Architectural Photography in Hawke's Bay and Taupo: How to Brief Your Photographer for the Best Result
Architectural photography is one of those services where the gap between a good result and a great one often comes down to the brief, not the building.
I've photographed commercial architecture, civic buildings, and residential developments across Hawke's Bay and the Central North Island, including the Taupo region. In that time, the shoots that produce the most useful images are almost never the ones with the most impressive projects. They're the ones where the client came prepared.
If you're an architect, developer, or commercial property operator thinking about commissioning architectural photography, here's what I've learned about how to set a shoot up for success.
Start with where the images will be used
This is the single most important question to answer before anything else. Images for a resource consent application have different requirements than images for a design award submission or a property marketing campaign. Sometimes those needs overlap. Often they don't.
Award submissions, for example, typically require images that read well at small size, in a panel layout, alongside drawings and documentation. A property marketing image, by contrast, needs to sell an emotional response at full width on a screen or hoarding. If I know this up front, I can frame and expose accordingly.
Tell your photographer where the images are going. Be as specific as you can. "We might use them somewhere" is the one brief that almost guarantees you'll end up short on what you actually need.
Timing the shoot matters more than most people realise
Light is everything in architectural photography. Getting it working for you, rather than against you, means thinking carefully about timing.

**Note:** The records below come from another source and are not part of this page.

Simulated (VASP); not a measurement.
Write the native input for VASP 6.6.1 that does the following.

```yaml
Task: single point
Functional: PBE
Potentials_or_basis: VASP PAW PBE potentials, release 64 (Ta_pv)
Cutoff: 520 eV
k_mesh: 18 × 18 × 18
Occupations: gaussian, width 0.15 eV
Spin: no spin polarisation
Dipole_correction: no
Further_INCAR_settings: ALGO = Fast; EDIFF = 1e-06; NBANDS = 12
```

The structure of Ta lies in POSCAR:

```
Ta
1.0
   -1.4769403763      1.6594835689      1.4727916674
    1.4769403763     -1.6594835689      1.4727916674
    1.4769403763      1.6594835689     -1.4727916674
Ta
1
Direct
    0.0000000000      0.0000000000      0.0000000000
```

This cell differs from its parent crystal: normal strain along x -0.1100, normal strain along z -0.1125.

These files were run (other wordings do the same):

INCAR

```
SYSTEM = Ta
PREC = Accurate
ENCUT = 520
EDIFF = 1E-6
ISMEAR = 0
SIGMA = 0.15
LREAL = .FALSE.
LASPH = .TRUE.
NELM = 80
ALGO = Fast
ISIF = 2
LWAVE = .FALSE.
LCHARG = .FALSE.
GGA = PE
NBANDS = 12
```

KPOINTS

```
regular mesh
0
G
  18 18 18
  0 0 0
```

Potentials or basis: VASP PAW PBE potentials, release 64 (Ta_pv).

North-facing elevations catch the best direct light in the morning. South-facing facades often look flat in full sun and better in overcast conditions. Interior spaces that rely on natural light need the shoot timed around when that light actually enters the building, not just when it's convenient.
Winter is actually an excellent time for interior architectural photography across the Hawke's Bay and Taupo regions. The lower sun angle creates longer, warmer light that works particularly well indoors, and the diffuse light of an overcast winter day is very forgiving for spaces with mixed lighting conditions. In the Taupo region, lakeside and hill-country properties have their own considerations, particularly the way low morning light plays across water and reflects back into north-facing facades.
Talk to your photographer about timing before you lock in a date. A brief conversation early on can save a lot of frustration later.
Prepare the space the way you'd prepare for a client presentation
A building that's ready for photography is one where every decision about what's visible has been made deliberately. That means removing things that shouldn't be there, adding things that should, and thinking about the story you want the images to tell.
For commercial architecture, that often means staging the space to reflect its intended use. An empty boardroom tells one story. The same room with considered furniture placement, good lighting, and a view to the landscape outside tells a very different one.
It's worth thinking about vehicles in carparks, construction debris around new builds, temporary signage, and bin storage areas that might sit just outside frame on one side but creep into another. These things are easy to address before a shoot and much harder to remove in post.
I always do a walkthrough at the start of a shoot to identify anything that needs attention. But the more prepared a space is when I arrive, the more time we can spend making the most of it rather than managing it.
Think beyond the hero shots
Most architectural briefs lead with the obvious: the facade, the entrance, the signature interior space. Those are important, and they should be on the list. But the images that often get the most use are the ones that support the hero shots, the detail shots, the sequences that explain how a space works or what makes it distinctive.
For a tender document or design award submission, you'll want a range of scales, from overview to close detail. For marketing, you'll often want images that show the building in relation to its setting, whether that's the Hawke's Bay landscape, a Taupo lakeshore, or the wider site context.
Putting together even a rough shot list before the shoot gives your photographer something to work from and ensures you leave with complete coverage rather than discovering a gap when you're three weeks into the submission process.
Aerial photography and what it adds
Many architectural projects benefit from aerial coverage, and this is particularly true for properties in the Taupo region. A drone perspective shows site context, landscaping, and the relationship to the surrounding environment in a way that ground-level photography simply can't replicate. For lakeside and rural properties around Taupo, aerial photography often does even more of the heavy lifting. The relationship between a building and the lake, the surrounding landscape, or a rural setting is something only a drone perspective can fully convey.
If aerial photography is something you're considering, it's worth discussing during the brief. Airspace permissions and wind conditions can affect scheduling, so the earlier that conversation happens, the smoother it goes on the day.